The general analytics pipeline moves on to Cleaning, Converting, and Normalizing. There are eight projects that tackle these closely-related problems.
The useful results begin with Presenting Summaries. There’s a lot of variability here, so we’ll only present two project ideas. In many cases, you will want to provide their own, unique solutions to presenting the data they’ve gathered.
This book winds up with two small projects covering some basics of Statistical Modeling. In some organizations, this may be the start of more sophisticated data science and machine learning applications. We encourage you to continue your study of Python applications in the data science realm.

The first part has two preliminary chapters to help define what the deliverables are and what the broad sweep of the projects will include. Chapter 1, Project Zero: A Template for Other Projects is a baseline project. The functionality is a “Hello, World!” application. However, the additional infrastructure of unit tests, acceptance tests, and the use of a tool like tox or nox to execute the tests is the focus.

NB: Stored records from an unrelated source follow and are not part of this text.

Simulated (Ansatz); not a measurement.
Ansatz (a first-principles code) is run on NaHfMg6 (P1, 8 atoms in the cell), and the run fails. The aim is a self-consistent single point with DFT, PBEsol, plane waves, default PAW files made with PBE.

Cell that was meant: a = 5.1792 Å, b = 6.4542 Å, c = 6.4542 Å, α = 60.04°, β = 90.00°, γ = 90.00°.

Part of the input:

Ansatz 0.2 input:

The next chapter, Chapter 2, Overview of the Projects, shows the general approach this book will follow. This will present the flow of data from acquisition through cleaning to analysis and reporting. This chapter decomposes the large problem of “data analytics” into a number of smaller problems that can be solved in isolation.

The sequence of chapters starting with Chapter 3, Project 1.1: Data Acquisition Base Application, builds a number of distinct data acquisition applications. This sequence starts with acquiring data from CSV files. The first variation, in Chapter 4, Data Acquisition Features: Web APIs and Scraping, looks at ways to get data from web pages.

The next two projects are combined into Chapter 5, Data Acquisition Features: SQL Database. This chapter builds an example SQL database, and then extracts data from it. The example database lets us explore enterprise database management concepts to more fully understand some of the complexities of working with relational data.

Once data has been acquired, the projects transition to data inspection. Chapter 6, Project 2.1: Data Inspection Notebook creates an initial inspection notebook. In Chapter 7, Data Inspection Features, a series of projects add features to the basic inspection notebook for different categories of data.

This topic finishes with the Chapter 8, Project 2.5: Schema and Metadata project to create a formal schema for a data source and for the acquired data. The JSON Schema standard is used because it seems to be easily adapted to enterprise data processing. This schema formalization will become part of later projects.

The third topic — cleaning — starts with Chapter 9, Project 3.1: Data Cleaning Base Application. This is the base application to clean the acquired data. This introduces the Pydantic package as a way to provide explicit data validation rules.

Chapter 10, Data Cleaning Features has a number of projects to add features to the core data cleaning application. Many of the example datasets in the previous chapters provide very clean data; this makes the chapter seem like needless over-engineering. It can help if you extract sample data and then manually corrupt it so that you have examples of invalid and valid data.

In Chapter 11, Project 3.7: Interim Data Persistence, we’ll look at saving the cleaned data for further use.

The acquire-and-clean pipeline is often packaged as a web service. In Chapter 12, Project 3.8: Integrated Data Acquisition Web Service, we’ll create a web server to offer the cleaned data for subsequent processing. This kind of web services wrapper around a long-running acquire-and-clean process presents a number of interesting design problems.

The next topic is the analysis of the data. In Chapter 13, Project 4.1: Visual Analysis Techniques we’ll look at ways to produce reports, charts, and graphs using the power of JupyterLab.

In many organizations, data analysis may lead to a formal document, or report, showing the results. This may have a large audience of stakeholders and decision-makers. In Chapter 14, Project 4.2: Creating Reports we’ll look at ways to produce elegant reports from the raw data using computations in a JupyterLab notebook.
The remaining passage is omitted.